Alexander said police operations in the area have been intensified with a calibrated effort by officers from the Guard and Emergency Branch, the Inter-Agency Task Force (IATF), the CCTV Unit, the North Eastern Division and the Defence Force. “I wouldn’t call it a lockdown but we have stepped up operations.” He said the police were informed that residents are planning major protest action today. They have been burning debris and engaging in protest action since the shooting of 19-year old Keshorn Daniel from the area.

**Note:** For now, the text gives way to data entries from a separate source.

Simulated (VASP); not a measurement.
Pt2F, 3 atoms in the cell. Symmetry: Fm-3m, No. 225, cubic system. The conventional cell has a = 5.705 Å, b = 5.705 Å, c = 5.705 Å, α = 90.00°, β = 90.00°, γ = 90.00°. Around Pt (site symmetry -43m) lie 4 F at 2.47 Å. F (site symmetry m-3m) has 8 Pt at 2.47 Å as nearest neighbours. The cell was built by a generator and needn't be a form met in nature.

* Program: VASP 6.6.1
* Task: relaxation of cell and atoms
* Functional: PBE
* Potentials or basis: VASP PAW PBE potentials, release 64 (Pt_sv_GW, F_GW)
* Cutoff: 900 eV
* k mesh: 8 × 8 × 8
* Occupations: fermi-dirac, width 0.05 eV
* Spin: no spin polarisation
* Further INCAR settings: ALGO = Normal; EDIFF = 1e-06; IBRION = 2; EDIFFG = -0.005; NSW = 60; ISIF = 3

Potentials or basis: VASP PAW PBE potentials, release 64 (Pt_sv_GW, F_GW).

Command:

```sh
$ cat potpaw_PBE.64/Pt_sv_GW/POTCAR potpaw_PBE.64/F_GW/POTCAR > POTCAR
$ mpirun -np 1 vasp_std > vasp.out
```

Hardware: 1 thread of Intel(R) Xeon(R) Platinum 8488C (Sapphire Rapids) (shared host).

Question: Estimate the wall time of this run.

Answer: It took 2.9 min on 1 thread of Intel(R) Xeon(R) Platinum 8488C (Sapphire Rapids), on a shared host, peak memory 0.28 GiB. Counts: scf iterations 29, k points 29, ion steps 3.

Alexander said two people from the St Paul Street area were shot and killed by gang members yesterday but residents did not say a word. “They came down from the top of the hill and killed two people on the road. But nobody heard or saw this.” Asked if the killings were gang-related, he said, “Most situations are more or less gang-related.”
Alexander said he planned to ask acting Commissioner of Police Stephen Williams this morning to suspend the Hearts and Minds project the IATF has been engaged in with at-risk youth in Laventille. The unit comes under the IATF, which has spearheaded an effort to teach the youths of St Barb’s, one of the more volatile areas in Laventille, mathematics, English, computer literacy and other subjects. “You can’t go to people holding out your hand and they are shooting at it,” Alexander said.
He criticised commentators who he said sit in their ivory towers and talk about police injustice without fully understanding what was happening on the ground. Alexander said he asked officers to use their cell phones to get criminals shooting at the police on video. He also challenged detractors of the police to change their residences and go and live in Laventille.